What is a Heap File?
A heap file is the simplest way a database stores records on disk: an unordered collection of pages. New records are placed wherever there is free space — there is no sorting, no indexing, no structure beyond "here are the pages."
Record Identifier (RID)
Every record in a heap file is identified by a Record ID = (page_id, slot_number). The page_id tells the storage engine which disk page to fetch, and the slot_number tells it where within that page the record lives. This two-part address is stable — it does not change unless the record is physically moved (e.g., during compaction).
Finding records
Because records are unordered, the only way to find a specific record without an index is a full table scan: read every page, examine every record, check if it matches. This is O(n) where n is the number of records — terrible for point queries, but perfectly acceptable for analytics that must read everything anyway.
Free space tracking
When a record is deleted, the page has a hole. New inserts should reuse that space. Databases track free space using one of two strategies:
-
Free Space Map (FSM) — a separate structure that records, for each page, how much free space it has. PostgreSQL uses a one-byte-per-page FSM where the value approximates the largest contiguous free chunk. To insert a 200-byte record, the engine scans the FSM for a page with at least 200 bytes free.
-
Page directory — a set of header pages that point to data pages, each entry recording the page's free space. This is a more centralized approach.
Page organization strategies
- Linked list: pages form two linked lists — one for pages with free space, one for full pages. Simple but requires traversal to find a page.

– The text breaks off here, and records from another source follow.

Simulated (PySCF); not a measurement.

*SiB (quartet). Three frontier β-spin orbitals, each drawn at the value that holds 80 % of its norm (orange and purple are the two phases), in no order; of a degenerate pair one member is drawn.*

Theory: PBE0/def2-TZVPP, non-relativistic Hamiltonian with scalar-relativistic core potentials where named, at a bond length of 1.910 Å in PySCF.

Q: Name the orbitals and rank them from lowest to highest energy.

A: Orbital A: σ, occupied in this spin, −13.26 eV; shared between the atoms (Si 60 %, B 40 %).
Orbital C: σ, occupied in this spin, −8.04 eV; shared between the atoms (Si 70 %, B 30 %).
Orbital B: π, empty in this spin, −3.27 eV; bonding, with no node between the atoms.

- Page directory: a few special pages act as a directory, listing all data pages and their free capacity. More random-access friendly.
When heap files shine
Heap files are ideal for bulk inserts (append to any page with space — no ordering to maintain) and sequential scans (read every page in order). They are the default storage for tables in PostgreSQL and MySQL (InnoDB's clustered index is technically a B+Tree heap, but secondary heap files exist). The weakness is point queries: without an index, every lookup is a full scan.
Real-Life: PostgreSQL Table Storage
When you create a table in PostgreSQL and insert rows, they are stored in a heap file on disk. Each table maps to one or more OS files, and each file is divided into 8 KB pages.
Inserting a row:
- PostgreSQL checks the Free Space Map to find a page with enough room.
- It writes the row into that page at the next available slot.
- The row's physical location is called a ctid — a (page, offset) pair, which is PostgreSQL's Record ID.
SELECT * FROM users WHERE id = 42 (no index):
- PostgreSQL performs a sequential scan — it reads every page of the heap file.
- For each page, it examines each row tuple and checks if id = 42.
- This is why adding an index (B-tree on id) is critical: it maps id=42 directly to a ctid, skipping the scan.
Deleting a row:
- The row is not physically removed. Instead, it is marked as dead (invisible to new transactions).
- The space is reclaimed later by VACUUM, which updates the Free Space Map so future inserts can reuse the slot.
Heap files are also used in MySQL's MyISAM engine, SQLite's table storage, and Oracle's heap-organized tables.